Question

How do you determine if x - 5 is a factor of $2{{x}^{3}}-4{{x}^{2}}-7x-10$ ?

Answer 1

Hint: In this problem, we have to divide the two polynomials by long division method. If the factor is satisfying the expression that means it gives the remainder zero when divided. In the long division method, we have to move step by step focussing on the leading term of both the polynomials. Here x – 5 is binomial and the other one is polynomial.

Complete step-by-step answer:
Now, let’s solve the question.
Polynomial is an algebraic expression having many terms. The highest power in the expression is called the degree of the polynomial. There are 3 different types of polynomials: monomial, binomial and trinomial. Monomial consists of only a single term. Whereas binomial consists of two terms. And the trinomial consists of 3 three terms. When it comes to division, we prefer a long division method for dividing any monomial with polynomial or binomial with a polynomial. We are given a case of dividing a binomial with a polynomial.
The expression x – 5 is a divisor whereas $2{{x}^{3}}-4{{x}^{2}}-7x-10$ is a dividend. After this, the leading term of the dividend is divided by the leading term of the divisor so that we can form the expression such that it gets easily divisible.
$\Rightarrow \dfrac{2{{x}^{3}}}{x}=2{{x}^{2}}$
Now, multiply $2{{x}^{2}}$ with the divisor.
 $\Rightarrow 2{{x}^{2}}(x-5)=2{{x}^{3}}-10{{x}^{2}}$
Now this term gets subtracted from the dividend. After subtraction, we will get a new dividend. Then again the same procedure will be followed. Let’s go step by step by performing it:
$x-5\overset{2{{x}^{2}}+6x+23}{\overline{\left){\begin{align}
  & 2{{x}^{3}}-4{{x}^{2}}-7x-10 \\
 & 2{{x}^{3}}-10{{x}^{2}} \\
 & \overline{\begin{align}
  & 0{{x}^{3}}+6{{x}^{2}}-7x-10 \\
 & \text{ }6{{x}^{2}}-30x \\
 & \overline{\text{ }0{{x}^{2}}+23x-10} \\
\end{align}} \\
 & \text{ }23x-115 \\
 & \overline{\text{ }0x+95} \\
\end{align}}\right.}}$
We can easily see from the above division that x – 5 is not the factor because it is not giving us the remainder as zero.
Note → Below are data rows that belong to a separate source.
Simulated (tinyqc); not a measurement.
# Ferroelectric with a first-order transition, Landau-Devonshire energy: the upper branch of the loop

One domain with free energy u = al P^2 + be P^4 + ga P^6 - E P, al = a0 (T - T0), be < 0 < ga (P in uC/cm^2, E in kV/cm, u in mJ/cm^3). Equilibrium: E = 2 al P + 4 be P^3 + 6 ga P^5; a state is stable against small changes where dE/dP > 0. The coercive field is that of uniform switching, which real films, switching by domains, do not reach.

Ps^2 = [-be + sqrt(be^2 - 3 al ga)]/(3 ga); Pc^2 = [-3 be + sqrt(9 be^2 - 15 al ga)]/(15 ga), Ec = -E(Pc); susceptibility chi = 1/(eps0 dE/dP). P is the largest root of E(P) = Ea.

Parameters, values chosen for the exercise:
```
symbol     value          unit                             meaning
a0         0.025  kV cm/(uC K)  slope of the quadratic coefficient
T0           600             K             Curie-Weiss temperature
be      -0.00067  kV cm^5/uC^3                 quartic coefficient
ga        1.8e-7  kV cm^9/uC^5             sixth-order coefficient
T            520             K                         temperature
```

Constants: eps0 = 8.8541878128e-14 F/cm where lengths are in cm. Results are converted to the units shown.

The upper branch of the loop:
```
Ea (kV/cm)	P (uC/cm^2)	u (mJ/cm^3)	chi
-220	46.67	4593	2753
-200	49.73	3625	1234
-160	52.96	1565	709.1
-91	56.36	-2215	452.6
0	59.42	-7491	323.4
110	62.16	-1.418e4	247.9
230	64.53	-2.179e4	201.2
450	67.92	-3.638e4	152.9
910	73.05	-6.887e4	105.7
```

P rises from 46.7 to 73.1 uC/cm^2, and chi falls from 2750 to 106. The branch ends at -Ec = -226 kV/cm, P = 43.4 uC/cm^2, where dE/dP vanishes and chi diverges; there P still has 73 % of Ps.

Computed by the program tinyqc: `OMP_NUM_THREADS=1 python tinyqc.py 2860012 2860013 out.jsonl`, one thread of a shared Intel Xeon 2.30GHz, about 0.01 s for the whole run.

Note: Please note that the terms of the dividend and the divisor are arranged in decreasing order of their degrees before solving by long division method. There is a shortcut method of checking that the factor is completely divisible by the polynomial or not.
From this it is said that when a divisor is an exact factor of f(x), then the remainder after division will be 0.
If f(a) = 0 $\Leftrightarrow $ x – a is a factor of f(x). Now let f(x) = $2{{x}^{3}}-4{{x}^{2}}-7x-10$. Then equate:
$\Rightarrow x-5=0\Leftrightarrow x=5$
Put x = 5 in the equation:
$\Rightarrow 2{{\left( 5 \right)}^{3}}-4{{\left( 5 \right)}^{2}}-7\left( 5 \right)-10$
On solving further:
f(x) = 105
So, f(x) $\ne $ 0 which states that x – 5 is not a factor of $2{{x}^{3}}-4{{x}^{2}}-7x-10$.